Black actors are speaking out once again on hair discrimination on set.

Actors voiced their frustrations about the constant lack of proper Black hair care and maintenance in hair and makeup departments during the Hair and Makeup Equity: Changing the Industry Standard virtual event, as reported by The Guardian. Lamorne Morris, best known for his role on Fox’s New Girl, talked about how the hair and makeup department didn’t have anyone available to cut his hair.

“I would have to go to the barbershop at 4, 4:30 a.m. before set to get my hair cut,” he said during the event. “When I would get to set, I would see everyone else in the hair and makeup trailer getting their hair cut. When I asked why I couldn’t get my hair cut at work, it was because–this is what they told me–they didn’t have the budget for my hair.”

Meagan Good said that she was injured by an ill-trained hairstylist on the set of Think Like a Man.

“When [the hairstylist] went to press my hair, he put a metal comb underneath the comb and that comb slipped out and the pressing comb basically burned by forehead,” she said. “I had about five or six tooth marks on my face. It was quite frustrating for someone to say that they knew how to do it and to not really do it and to kind of use me as an experiment.”

Even though Ma Rainey’s Black Bottom‘s hair and makeup team Mia Neal and Jamika Wilson won the Oscar for their work, Black Panther, Tenet and Captain Marvel hairstylist Camille Friend said that she doesn’t believe the industry will change overnight solely because of the accolade.

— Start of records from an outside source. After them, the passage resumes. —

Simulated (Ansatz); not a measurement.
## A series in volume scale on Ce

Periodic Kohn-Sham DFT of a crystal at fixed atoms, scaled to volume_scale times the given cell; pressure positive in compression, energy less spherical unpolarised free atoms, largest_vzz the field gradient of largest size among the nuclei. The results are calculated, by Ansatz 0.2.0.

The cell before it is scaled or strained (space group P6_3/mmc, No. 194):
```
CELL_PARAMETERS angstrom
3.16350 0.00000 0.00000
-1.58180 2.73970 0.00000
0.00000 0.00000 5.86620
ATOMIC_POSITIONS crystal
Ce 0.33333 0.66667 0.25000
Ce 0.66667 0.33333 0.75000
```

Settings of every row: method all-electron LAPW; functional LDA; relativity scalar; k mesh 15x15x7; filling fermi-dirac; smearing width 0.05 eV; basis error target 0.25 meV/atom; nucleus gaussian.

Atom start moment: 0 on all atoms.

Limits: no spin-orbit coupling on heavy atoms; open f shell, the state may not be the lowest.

“[Producers have to] look for hairstylists and makeup artists that are well trained for the diversity of the cast,” she said, adding that stylists who aren’t trained in hair and makeup for people of color “shouldn’t take jobs if offered to them.” She also added that actors’ unions must allow actors of color to request the stylists and barbers they want in their productions.

“This should be a requirement,” she said.

The conversation about Black hair in Hollywood has been happening for a while, with Viola Davis saying in 2019 how she won’t work with stylists who can’t do Black hair.

“I refuse it. I reject it,” she said. “I don’t think that people understand our hair…they don’t understand that we’re different and yet, the same. What I find is hair is something that a lot of people don’t honor when you do a film.”